What we do: an overview
As the principal United Nations office mandated to promote and protect human rights for all, UN Human Rights:
- Works with and assists Governments in fulfilling their human rights obligations
- Speaks out objectively in the face of human rights violations worldwide
- Provides a forum for identifying, highlighting and developing responses to today's human rights challenges
- Acts as the principal focal point of human rights research, education, public information, and advocacy activities
- Works with a
wide range of partners in order to widen the constituency for human rights worldwide.
Assistance to States, other entities, and individuals
Since Governments have the primary responsibility to protect human rights, the High Commissioner for Human Rights and her Office (Office of the High Commissioner for Human Rights – OHCHR) provide assistance to Governments so they can implement the international human rights standards they've committed to. This assistance includes expertise and technical trainings in the areas of administration of justice, legislative reform, and electoral processes.
We also assist other entities with responsibility to protect human rights to fulfil their obligations and individuals to realize their rights. We support the establishment and strengthening of
National Human Rights Institutions (NHRIs), and collaborate with them to implement their mandates to promote and protect human rights. We also work closely with civil society actors to build their knowledge of human rights and promote their participation in UN decision-making processes.
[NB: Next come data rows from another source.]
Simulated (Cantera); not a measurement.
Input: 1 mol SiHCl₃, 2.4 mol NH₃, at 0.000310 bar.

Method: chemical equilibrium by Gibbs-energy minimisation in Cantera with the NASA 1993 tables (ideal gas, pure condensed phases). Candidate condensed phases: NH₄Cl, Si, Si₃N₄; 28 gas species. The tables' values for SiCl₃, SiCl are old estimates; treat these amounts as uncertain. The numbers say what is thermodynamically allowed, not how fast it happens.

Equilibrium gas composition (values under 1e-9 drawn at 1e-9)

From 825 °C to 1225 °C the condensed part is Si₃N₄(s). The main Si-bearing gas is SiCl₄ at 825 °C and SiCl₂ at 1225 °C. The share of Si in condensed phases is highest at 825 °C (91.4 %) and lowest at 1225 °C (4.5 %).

Standard-setting and monitoring
We work to offer the best expertise, and substantive and secretariat support to the different United Nations human rights bodies as they discharge their standard-setting and monitoring duties.
OHCHR, for example, serves as the Secretariat of the Human Rights Council. The Council is an intergovernmental body made up of 47 States nominated by the UN General Assembly. It is responsible for strengthening human rights globally and addressing human rights violations.
We also support the work of independent thematic and country experts, known as
special procedures. These experts are appointed by the Council to monitor human rights in different countries or in relation to specific issues. We assist them as they carry out visits to the field, receive and consider direct complaints from victims of human rights violations, and appeal to governments on behalf of victims.
Finally, OHCHR provides legal research and secretariat support to the core human rights
treaty bodies. These committees of independent experts are mandated to monitor State parties' compliance with their treaty obligations. They meet regularly to examine reports from State parties and issue their recommendations.
We have also developed a
framework of indicators, which helps us measure progress in human rights. In the work of the UN human rights treaty bodies, for example, the use of appropriate indicators is a way to help States parties make precise and relevant information available to the treaty bodies, and to help them assess progress in the implementation of States' treaty obligations.
Implementation on the ground
presence around the world, we ensure that international human rights standards are implemented on the ground. Our field presences play an essential role in identifying, monitoring, and developing responses to human rights challenges.
In the field, the
technical cooperation component of our work aims to ensure human rights are protected under the rule of law. We work in close collaboration with Governments, the UN system, non-governmental organizations, and members of civil society. We conduct technical trainings and provide support in the areas of administration of justice, legislative reform, human rights treaty ratification, and
human rights education, designed in cooperation with Member States.
As at the end of December 2019, we were operating in
85 field presences and providing support to other UN entities by rapidly deploying human rights officers in response to emerging situations.
Prioritizing human rights in all UN operations
Since the establishment of the United Nations in 1945, one of its fundamental goals has been to promote and encourage respect for human rights for all without distinction as to race, sex, language, or religion, as stipulated in the United Nations Charter. UN Human Rights is tasked with 'mainstreaming' human rights within the United Nations, which means injecting a human rights perspective into all United Nations programmes. This is to ensure that peace and security, development, and human rights -- the three essential pillars of the United Nations system -- are interlinked and mutually reinforcing.
The world is facing global, interconnected challenges such climate change, migration, nationalist populism, pushbacks on women's equality and widening inequalities in income. Integrating human rights in multilateral and UN-wide approaches to such challenges can result in more sustainable and effective solutions.
The UN Human Rights Management Plan 2018-2021 sets out our priorities, expected results and strategies for the next four years.
View our thematic priorities
Annual Reports, Appeals and Plans
Every year, UN Human Rights publishes an annual report of its achievements over the last 12 months. It is mapped against the Management Plan. We also publish an annual appeal for additional, voluntary funding in order to meet an ever-increasing demand for our support.